Data durability and recoverability are major pillars in AWS high availability. Mission-critical systems require “five nines” of uptime, with strong guarantees on the durability of data storage. These systems must transparently recover when outages occur, and without data loss, i.e. maintaining an RPO (recovery point objective) of 0. Large organizations that make use of a variety of storage formats, such as file shares, iSCSI disks and others have a considerably larger amount of data to protect and, therefore, face an even greater challenge in preventing data loss.
Guaranteeing that data is not lost during a system outage requires resilience against hardware, network and even site failure. Cloud platforms are no different than on-premises systems in this regard and must ensure adequate protection at all levels in the stack. The cloud, however, offers sophisticated services that make creating highly available systems less burdensome, although choosing the right services and making them work together still requires expert knowledge.

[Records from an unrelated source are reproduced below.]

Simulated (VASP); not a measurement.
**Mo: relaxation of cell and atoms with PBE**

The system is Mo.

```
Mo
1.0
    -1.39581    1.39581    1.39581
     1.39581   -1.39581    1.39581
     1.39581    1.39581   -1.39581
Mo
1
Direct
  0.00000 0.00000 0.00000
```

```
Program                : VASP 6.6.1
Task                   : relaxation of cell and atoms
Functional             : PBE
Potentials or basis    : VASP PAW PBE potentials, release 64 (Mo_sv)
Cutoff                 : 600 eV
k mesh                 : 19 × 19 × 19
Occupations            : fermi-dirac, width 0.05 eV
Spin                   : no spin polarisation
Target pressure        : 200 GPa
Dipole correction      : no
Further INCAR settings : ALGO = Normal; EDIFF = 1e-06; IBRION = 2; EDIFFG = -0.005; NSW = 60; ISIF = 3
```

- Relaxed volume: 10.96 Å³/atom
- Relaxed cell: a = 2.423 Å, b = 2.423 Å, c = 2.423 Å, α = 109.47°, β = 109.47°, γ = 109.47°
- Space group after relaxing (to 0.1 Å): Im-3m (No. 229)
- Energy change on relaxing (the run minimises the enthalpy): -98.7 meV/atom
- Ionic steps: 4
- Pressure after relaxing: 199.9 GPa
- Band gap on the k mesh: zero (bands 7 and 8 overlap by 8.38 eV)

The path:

In this article, we’ll first look at how AWS high availability services can be used to build highly-available systems in the cloud to reach RPO=0. We’ll then compare this to NetApp’s Cloud Volumes ONTAP HA, which provides a ready-made solution for robust data storage in the cloud.
RPO=0 is essential to successful business continuity of critical workloads. Creating a highly available data platform in AWS to reach RPO=0 means eliminating single points of failure, as they relate to compute, network and storage. In this section we will look at each of these aspects in turn and discuss the issues involved with AWS high availability.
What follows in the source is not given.